Sunday, June 26, 2011

"Hello, welcome to McDonald's...."

I once read a statistic that claimed 33% of all Americans have worked, at least at one point, at a McDonald's. Given the prevalence of the restaurant throughout the country, I can certainly believe that without taking a leap of faith.

In fact, I am one of them.

Working at McDonald's was my first job. My mother decided that getting a job would be "good for me" when I was about 17 years old. In retrospect, she was probably right. The application process fourteen years ago is probably the best indicator of how the job market has changed--I picked up probably about two-dozen applications from as many chain stores and restaurants as a suburban town can generally offer. In one or two cases, I sat down right away with managers who were all too eager to sign me up for their shop's patented variety of menial labor. I can't say what made me settle on McDonalds exactly, but I am sure my experience would have been about the same, if less grease covered, anywhere else.

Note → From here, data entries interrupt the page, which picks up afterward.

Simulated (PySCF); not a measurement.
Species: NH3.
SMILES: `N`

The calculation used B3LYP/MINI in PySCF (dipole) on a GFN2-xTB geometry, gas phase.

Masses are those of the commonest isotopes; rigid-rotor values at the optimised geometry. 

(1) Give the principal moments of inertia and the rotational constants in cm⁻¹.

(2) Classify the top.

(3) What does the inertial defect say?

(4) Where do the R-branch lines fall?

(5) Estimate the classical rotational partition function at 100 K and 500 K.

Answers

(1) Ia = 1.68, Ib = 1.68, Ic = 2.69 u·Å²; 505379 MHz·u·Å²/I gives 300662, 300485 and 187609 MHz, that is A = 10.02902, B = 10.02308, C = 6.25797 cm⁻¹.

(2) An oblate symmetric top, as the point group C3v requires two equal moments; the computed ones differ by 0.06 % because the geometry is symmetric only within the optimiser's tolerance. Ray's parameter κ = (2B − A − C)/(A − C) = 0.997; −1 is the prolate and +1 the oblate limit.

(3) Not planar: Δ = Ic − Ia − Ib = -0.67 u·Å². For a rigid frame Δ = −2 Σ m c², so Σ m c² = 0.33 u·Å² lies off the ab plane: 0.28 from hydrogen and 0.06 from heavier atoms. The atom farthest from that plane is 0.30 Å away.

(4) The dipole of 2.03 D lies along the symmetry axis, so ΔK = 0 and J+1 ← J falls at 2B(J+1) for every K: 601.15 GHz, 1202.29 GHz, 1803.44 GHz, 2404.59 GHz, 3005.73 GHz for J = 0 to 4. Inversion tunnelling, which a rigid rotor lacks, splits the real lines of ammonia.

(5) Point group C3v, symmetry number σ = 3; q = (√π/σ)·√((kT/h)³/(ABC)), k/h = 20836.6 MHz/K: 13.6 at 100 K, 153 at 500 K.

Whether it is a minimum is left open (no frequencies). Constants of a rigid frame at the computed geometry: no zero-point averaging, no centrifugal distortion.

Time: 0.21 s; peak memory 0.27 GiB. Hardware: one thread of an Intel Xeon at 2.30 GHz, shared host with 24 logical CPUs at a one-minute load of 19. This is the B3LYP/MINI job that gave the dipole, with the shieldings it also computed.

I worked there for a year, and overall, it wasn't terrible. I spent a lot of time relegated to the drive-thru window, which was connected to the kitchen via conveyor belt. There were a lot of really great people there, actually, but there was a drawback--the later afternoon and evening shifts were entirely staffed by kids, none of whom had yet reached the ripe old age of 20.

Giving any measure of power to someone under 18 years old is a drastic mistake, and one that the owner of this McDonald's made many times over. None of the managers had yet graduated from the local high school, and good judgement under most circumstances was suspect at best. By far, the worst offender was this guy Sean who was conveniently dating the owner's daughter at the time. Sean would take any and all available opportunities to increase his self-esteem by making other staff members' lives as miserable as possible. At one point, five minutes before my shift ended, he demanded that I mop the floor of the entire restaurant, even though my mother had to come across town to pick me up. Sean quickly recanted this order, realizing that a frustrated, delayed parent could probably curb his power-high pretty quickly. He was also the worst offender when it came to unlocking register drawers and moving money around for no apparent reason--the result of this behavior pattern was my being "sanctioned," which basically meant being closely watched and relegated to the grill, because money had "disappeared" too often from my drawer.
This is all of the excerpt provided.